Reduce cache miss noise in memcached due to hcaptcha health checks
Closed, ResolvedPublic
Actions

Assigned To

Authored By

	jijiki
	Dec 17 2025, 2:08 PM

Project Tags

Referenced Files

	F72274417: image.png
	Feb 23 2026, 9:21 AM

	F71146899: image.png
	Dec 19 2025, 4:56 PM

	F71103926: image.png
	Dec 17 2025, 2:08 PM

	F71103782: image.png
	Dec 17 2025, 2:08 PM

Subscribers

Description

The current hCaptcha availability check relies 2 memcached keys that default to cache misses under normal operations, creating and inverted logic where misses indicate health and hits indicate problems. This approach raises some issues:

incident response overhead: frequent cache misses during normal operation create noise, making it difficult for on-call engineers to distinguish between "system is healthy" and "system is degraded" without explicitly knowing about this behaviour
- This was evident on December 2nd 2026 where a 50%+ rise in get misses from mc1047 and mc1042 aligned with normal operational patterns, not actual failures.
inverted semantics: normally cache misses indicate data recalculation. The current implementation creates inconsistency in how we interpret misses across the memcached layer

Original Task Description
(was: Increase in memcached get misses from mc1047 and mc1042)

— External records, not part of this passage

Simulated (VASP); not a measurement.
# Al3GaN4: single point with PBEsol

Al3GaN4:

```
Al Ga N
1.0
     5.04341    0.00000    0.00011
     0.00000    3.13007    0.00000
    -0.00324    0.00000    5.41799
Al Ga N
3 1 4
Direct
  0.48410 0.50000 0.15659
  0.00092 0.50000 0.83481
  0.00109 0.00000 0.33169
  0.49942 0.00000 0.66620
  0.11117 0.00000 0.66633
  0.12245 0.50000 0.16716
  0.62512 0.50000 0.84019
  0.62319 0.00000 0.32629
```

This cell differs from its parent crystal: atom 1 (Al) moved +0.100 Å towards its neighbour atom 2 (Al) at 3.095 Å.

Since 2 Dec 2025, I have observed an odd increase in get misses from mc1047 and mc1042 have a 50+% rise in get misses, compared to the rest of the cluster

2 Dec 2025 Memcached Commands (get) misses

The first time I see the pattern is (for those two servers), roughly, around ~18th Nov 2025

18th Nov 2025 - Memcached Commands (get) misses

Details

Related Changes in Gerrit:

Subject	Repo	Branch	Lines +/-
hCaptcha: Add APCu cache layer to health checker	mediawiki/extensions/ConfirmEdit	wmf/1.46.0-wmf.21	+86 -10
hCaptcha: Add APCu cache layer to health checker	mediawiki/extensions/ConfirmEdit	master	+86 -10
HCaptchaEnterpriseHealthChecker: Use a cache hit for health check	mediawiki/extensions/ConfirmEdit	wmf/1.46.0-wmf.16	+41 -54
HCaptchaEnterpriseHealthChecker: Use a cache hit for health check	mediawiki/extensions/ConfirmEdit	master	+41 -54

Customize query in gerrit

Related Objects

Mentioned Here: rOPUP1242254fb508
rECOE53c82eb84f54: hCaptcha: Provide capabilities for failing over to alternate CAPTCHA type
T405586: hCaptcha editing trial deployment tracker

Event Timeline

jijiki created this task.Dec 17 2025, 2:08 PM

Restricted Application added a subscriber: Aklapper. · View Herald TranscriptDec 17 2025, 2:08 PM

jijiki added a project: serviceops-deprecated.Dec 17 2025, 2:09 PM

By and large, identifying which memcached key is receiving the most misses is not straightforward, unless the application explicitly counts those misses. Moreover, when a cache miss occurs, the conversation with memcached will be:

get WANCache:dawiktionary:revision-slots::6272:16905|#|v
END

whereas a hit will appear as:

get WANCache:cawiki:page-content-model:123456|#|v
VALUE WANCache:cawiki:page-content-model:123456|#|v 4 71
aaaaaaaaaaaaaaaaaaaaaaaaaaaaaaaaaaaaaaaaaaaaaaaaaaaaaaaaaaaaa
END

To identify the key misses, I captured a tcpdump which I then processed with tshark to isolate the misses.

This yielded

mc1047
---------
10003 MISS: WANCache:global:confirmedit-hcaptcha-failover-mode|#|v
   30 MISS: WANCache:eswiki:page:14:<snip>|#|v

mc1042
----------
   5952 MISS: global:confirmedit-hcaptcha-siteverify-error-count
     26 MISS: WANCache:commonswiki:page:<snip>|#|v

Looking at a trace here https://trace.wikimedia.org/trace/c39a49b6ad781654709b21bac2f4beac, it looks that we are getting both

global:confirmedit-hcaptcha-failover-mode (miss)
global:confirmedit-hcaptcha-apiurl-available (hit)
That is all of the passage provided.